Sunday, September 29, 2013

The Persona and the Self



Sunday.  More gorgeous weather.  70ish and swept skies.  We're at Blue Monday; one of us is asleep and the other would like to be.  We're a family of mild head colds.  Itchy throats and snuffly breathing and deeper bags below our eyes.  Your father and Thisbe spent the weekend at Grandma Judy's farm gathering apples from her tree and making waffles and watching Peter Pan.  You came with Gak and I to a writing festival at Luther College in Decorah, Iowa.

We slept in a clean but slightly stuffy hotel room, your snuffling and deep-sleep mewling waking me more than normal, an orange street light shining through the parted curtain and across your face as I nursed you at 1:30 and 5:00.  You, sweet boy, were a delight at the conference, snoozing in your stroller or staring wide eyed at the students hustling by in short-shorts, room keys looped around their necks.

I got to hear Mark Saltzman talk about his shifted perspective on the writing process, about how he now assumes he is always doing the best work he can, that sitting down to write (even if you don't write) is enough, that now facing the empty page is a time during the day he looks forward to rather than feeling anxious about.  Anne Lamott talked about writing too.  Mostly what she already wrote in Bird by Bird, but I liked listening to her so much.  She walked onto the stage in front of hundreds of people wearing baggy jeans and scuffed clogs and a long-sleeved cotton shirt and black hoodie.  She didn't ever look at her notes.  She just talked--and it was meandering and the content was not new or life changing but it didn't feel like I was listening to the persona of Anne Lamott or author Anne Lamott, it felt like she was her real, genuine person-self talking to us.  Most authors, you will learn, do not behave like this when they read.  They are purposely polished or purposely unpolished; purposely sharp and witty or purposefully nonchalant and unperturbed.  It's a little like reading a memoir, where you get a version of the author that is not really the author.  But somehow Anne Lamott actually felt like Anne Lamott.

I've been thinking this week about these personas, these variations on ourselves that we present at different times.  If and when these personas are useful and if and when they're not.  I struggle a lot with this, especially as a teacher.  I want to present myself as someone who's smart and self-assured (and, of course, hip, talented, and supremely confident).  As a (fairly) young, female professor, I've felt that I needed to present that persona--in part to protect myself.  To keep students (especially cocky young male ones) from taking advantage of me.

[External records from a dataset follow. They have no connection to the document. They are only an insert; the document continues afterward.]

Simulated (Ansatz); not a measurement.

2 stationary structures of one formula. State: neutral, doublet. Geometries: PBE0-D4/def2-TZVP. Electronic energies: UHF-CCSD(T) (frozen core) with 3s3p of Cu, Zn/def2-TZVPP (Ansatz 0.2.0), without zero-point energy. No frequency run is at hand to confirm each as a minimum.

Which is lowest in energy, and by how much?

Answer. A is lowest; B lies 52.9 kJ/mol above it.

Then, on Thursday, for the first time ever, I got choked up and teary during class.  It had been a week of loss.  Jennifer died last Friday, Charlie and Becky and Lucy and Hattie celebrated their last day at Bethel on Sunday, and then Jim's memorial service was on Wednesday.  I didn't get to hear all of the memorial service because I was outside the chapel, peering through the windows, walking you back and forth in the Ergo carrier, pressing the green nuk between your gums and shushing repeatedly.   But I got to hear bits and pieces and I was reminded of Jim's view of the student as co-professor, of his insistence on bringing his own values into the classroom, not to force those values onto his students, but so they could understand why he taught what he did, why he taught the way that he did.  
We were talking about odes in class.  I asked the students why we write odes.  It's easy to understand the need to write poems about love or death, but why the urge to write poems that elevate?  Then I wrote the end of a Howard Nemerov poem on the board:

"Oh Swallows, swallows, poems are not
The point.  Finding again the world,
That is the point, where loveliness
Adorns intelligible things
Because the mind's eye lit the sun."

And the students did a good job responding to all this.  We talked about how the writing of an ode focuses the eye, requires a re-seeing of the world.  And then I said that I know no one thinks of poetry as the critical class in college, that it is interesting or lovely or fun but not necessary (and that's OK).  But that this act of re-seeing a thing, this act of elevating, (Hopkins' inscape, instress) means that we are learning to see more and more of the world as sacred and that when we come to see an object as sacred we are far less likely to destroy it.  I said that's why I show up to class every day.

And that's when I got all choked up.  And I named Jennifer and Jim.  And the students got quiet and wide-eyed.

As I walked home with your father I told him the story.  I said I was feeling embarrassed and vulnerable.  He said that was probably a good thing.  I'm still not sure.  There are good reasons for certain boundaries between professors and students and sometimes it's hard to know exactly where those are, exactly how much of the self is allowed to show up in the classroom.

I have felt a lot of grief over the loss of Jim and Jennifer and the truth is that I didn't really know either very long or very well.  Many of my colleagues had taught with Jim for years or had been in book clubs or mother/daughter groups with Jennifer.  I only knew them peripherally, really.  But maybe the loss feels greater because interactions with them felt persona-free.  It didn't take hanging around with Jim or Jennifer for five years to get a glimpse of each person's bright self.  Which perhaps is what let the rest of us be our own broken, authentic selves in their presence.